Japanese and international media coverage of March 11, 2011 differed significantly in many ways. Some of the most remarkable examples of this gap can be drawn from comparing Japanese and German news reporting. For instance, media outlets in Japan initially paid most attention to the earthquake and tsunami disasters, while their German counterparts focused on the crippled nuclear power plant in Fukushima. Japanese coverage relied to a high degree on official sources, whereas German media reports also involved many non-official sources such as NGOs. Moreover, news in Japan were shaped by calls to avoid panic and so-called "harmful rumors". On the opposite, German media were often denounced for cases of sensationalism.

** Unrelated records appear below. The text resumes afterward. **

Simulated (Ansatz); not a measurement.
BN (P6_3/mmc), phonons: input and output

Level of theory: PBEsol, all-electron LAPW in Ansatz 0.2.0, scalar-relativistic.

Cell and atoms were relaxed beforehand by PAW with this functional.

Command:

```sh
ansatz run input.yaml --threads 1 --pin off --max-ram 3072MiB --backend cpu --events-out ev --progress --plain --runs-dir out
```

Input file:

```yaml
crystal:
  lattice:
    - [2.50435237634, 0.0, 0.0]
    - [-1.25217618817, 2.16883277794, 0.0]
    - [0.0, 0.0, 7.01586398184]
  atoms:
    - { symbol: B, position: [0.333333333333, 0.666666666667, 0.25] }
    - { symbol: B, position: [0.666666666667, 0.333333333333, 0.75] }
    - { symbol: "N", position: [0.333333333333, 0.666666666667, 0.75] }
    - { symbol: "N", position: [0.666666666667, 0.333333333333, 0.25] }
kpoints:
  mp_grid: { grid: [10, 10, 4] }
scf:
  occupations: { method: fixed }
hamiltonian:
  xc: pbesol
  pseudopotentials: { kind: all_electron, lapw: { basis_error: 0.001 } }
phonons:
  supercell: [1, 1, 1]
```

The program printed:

This presentation argues that the fact that Japan was directly involved into the disaster while Germany was not, does not sufficiently explain this gap. This study reconstructs the circumstances of disaster reporting as well as the journalistic cultures in each country. Based on the understanding that “western” theories of journalism do not do the Japanese case justice, the study employs an inductive approach that is sensitive to the different cultural conditions of the work of journalists in both countries. It draws on a series of expert interviews with scholars of Japanese studies and journalism studies as well as narrative interviews with journalists from both countries who covered the disaster. The comparative analysis indicates that not only the routines of disaster reporting differ substantially between German and Japanese media, but also the journalists' societal role as well as their professional socialization.
Florian Meißner is Ph.D. Fellow at the School of International and Intercultural Communication, based at the Erich Brost Institute for International Journalism, Dortmund Technical University. He is also a former freelance journalist for public broadcasters.